Not Really. Some people would argue with my answer saying how the shelf life of a title is limited and the most important thing is to release a title with a bang to get the most sales at the beginning. I think that their argument made sense few years ago, but not today.
In my opinion the publishing plan of a title needs to look further than “short life theory” thanks to the globalization our times and the internet offer. The target market of one title is not just in English (for example) the target market can exist in different languages within the border line of one country. Just look at all the different nationalities in the US that include audiences for Fiction Thrillers, Mysteries, Children or Nonfictions such as Self-Help, Health, Religion…etc. Don’t believe me? Let me explain where I am coming from:
I was born and raised tri-lingual. Came to the US in 1989 100% fluent in English – Spanish and Italian. However at that time if you would ask me what I was reading, the answer would be an American title translated in Spanish or Italian. After over 20 years, my first choice is English, however, when it comes to Fantasy or SciFi I still prefer Spanish or Italian because I can understand better than English scientific terms, or old English. So yes, I would purchase them in Italian or Spanish rather than English. Actually, even now, I will many times skip Sci-Fi and Fantasy (genres that I love) unless I find the translation, because it just takes me too long and too much effort to read it in English.
What makes my experience even more interesting is that while growing up in Venezuela, I knew so many people there that, although fluent in Spanish, would prefer to read English as American Immigrants, German as German Immigrants, Portuguese, Italian…etc. We were all a part of different target markets which many times did not purchase the book we wanted because it was not available in our preferred language. This is going on still now on at even greater scale because the movement of people throughout the globe has not only increased, but thanks to the Internet, globalization is happening with most people not leaving their countries!

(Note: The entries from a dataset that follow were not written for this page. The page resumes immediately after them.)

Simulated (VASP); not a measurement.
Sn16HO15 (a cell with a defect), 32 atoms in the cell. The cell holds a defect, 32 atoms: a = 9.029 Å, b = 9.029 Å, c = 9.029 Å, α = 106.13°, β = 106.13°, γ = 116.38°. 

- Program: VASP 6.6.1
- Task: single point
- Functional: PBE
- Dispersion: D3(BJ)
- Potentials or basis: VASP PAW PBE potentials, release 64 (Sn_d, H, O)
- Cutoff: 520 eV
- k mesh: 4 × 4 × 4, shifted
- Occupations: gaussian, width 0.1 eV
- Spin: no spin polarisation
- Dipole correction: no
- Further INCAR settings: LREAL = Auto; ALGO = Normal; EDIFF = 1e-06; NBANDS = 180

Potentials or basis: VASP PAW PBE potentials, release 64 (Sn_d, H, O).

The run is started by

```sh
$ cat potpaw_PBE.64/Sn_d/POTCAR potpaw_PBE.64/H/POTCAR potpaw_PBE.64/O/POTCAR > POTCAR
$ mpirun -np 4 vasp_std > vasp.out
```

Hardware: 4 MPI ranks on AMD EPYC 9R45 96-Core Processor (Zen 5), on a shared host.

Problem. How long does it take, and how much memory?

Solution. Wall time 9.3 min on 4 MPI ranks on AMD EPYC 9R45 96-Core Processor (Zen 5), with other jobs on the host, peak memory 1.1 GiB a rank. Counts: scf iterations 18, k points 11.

Think about it, just with my book Innocent War which has to do with Italian History. If I translate it in Italian (coming out before the year is over) and sell it as an eBook, Italians all over the world that are not fluent in English but are in Italian or Spanish, will most likely check it out even though they never read the English copy (including my mother). So even though my title was published the first time in 2009, and as a revised edition on 2011, it is clear to me that it is still far from R.I.P. I am so convinced about it that this week I am meeting with our next addition in Reader Views to open the Foreign Language Department not only to offer affordable book translations to our authors, but to offer reviews for foreign language books as well. Furthermore, our catalog for libraries will also have a foreign books section as well.
For once, I think that the concept of globalization can have positive consequences as we all can share our messages beyond the language barriers in hopes to enrich someone’s heart who would not have read it otherwise.